Depends on the frequencies involved. (Remember, for digital signals, the frequency is defined by the risetime, not the period.)

Any wire is an inductor, rule of thumb 1nH/mm, but a broad flat trace will have a lower inductance.

Any two parallel wires form a capacitor and a transformer.

There are calculators available to estimate the magnitude of the effects.

fourfathom:
Of course Amazon has a wide assortment of inexpensive single and double-sided clad boards, perfboards, etc.  Get the fiberglass (FR4) boards, not the phenolic ones.  I've purchased these before and they were fine:
https://www.amazon.com/uxcell-150x100mm-Double-Sided-Thickness-Prototyping/dp/B07R49DXN8/

aneevuser:
In the light of the postings above, I'm just going to confirm that wireless breadboard is absolutely insidious when it comes to constructing resonant circuits: I've largely ignored the advice above, and I've continued to play around with tank circuits on breadboard, which I've been driving from a sig. gen. through a fixed resistor (I've been swapping in different values to see how it affects Q). These have been behaving largely as expected.

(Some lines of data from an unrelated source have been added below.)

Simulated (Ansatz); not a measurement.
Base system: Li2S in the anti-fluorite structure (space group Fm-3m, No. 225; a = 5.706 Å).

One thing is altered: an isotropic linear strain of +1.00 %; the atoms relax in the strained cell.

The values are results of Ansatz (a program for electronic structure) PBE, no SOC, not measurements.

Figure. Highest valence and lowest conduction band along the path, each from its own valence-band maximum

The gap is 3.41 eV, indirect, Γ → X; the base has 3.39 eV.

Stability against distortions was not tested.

This afternoon, I swapped the fixed resistor for a variable, and I was baffled to see that I was now getting voltage gain from the top of the tank. It took me over an hour to figure out that in fact I'd managed to construct a series LC circuit, where the series C was due to the capacitance between the legs of the variable resistor which were in adjacent rows of the board - in fact, the circuit worked unchanged if I removed the resistor completely, and merely relied on the capacitive coupling between the rows.

This is, on the one hand, painful, and on the other, very instructive.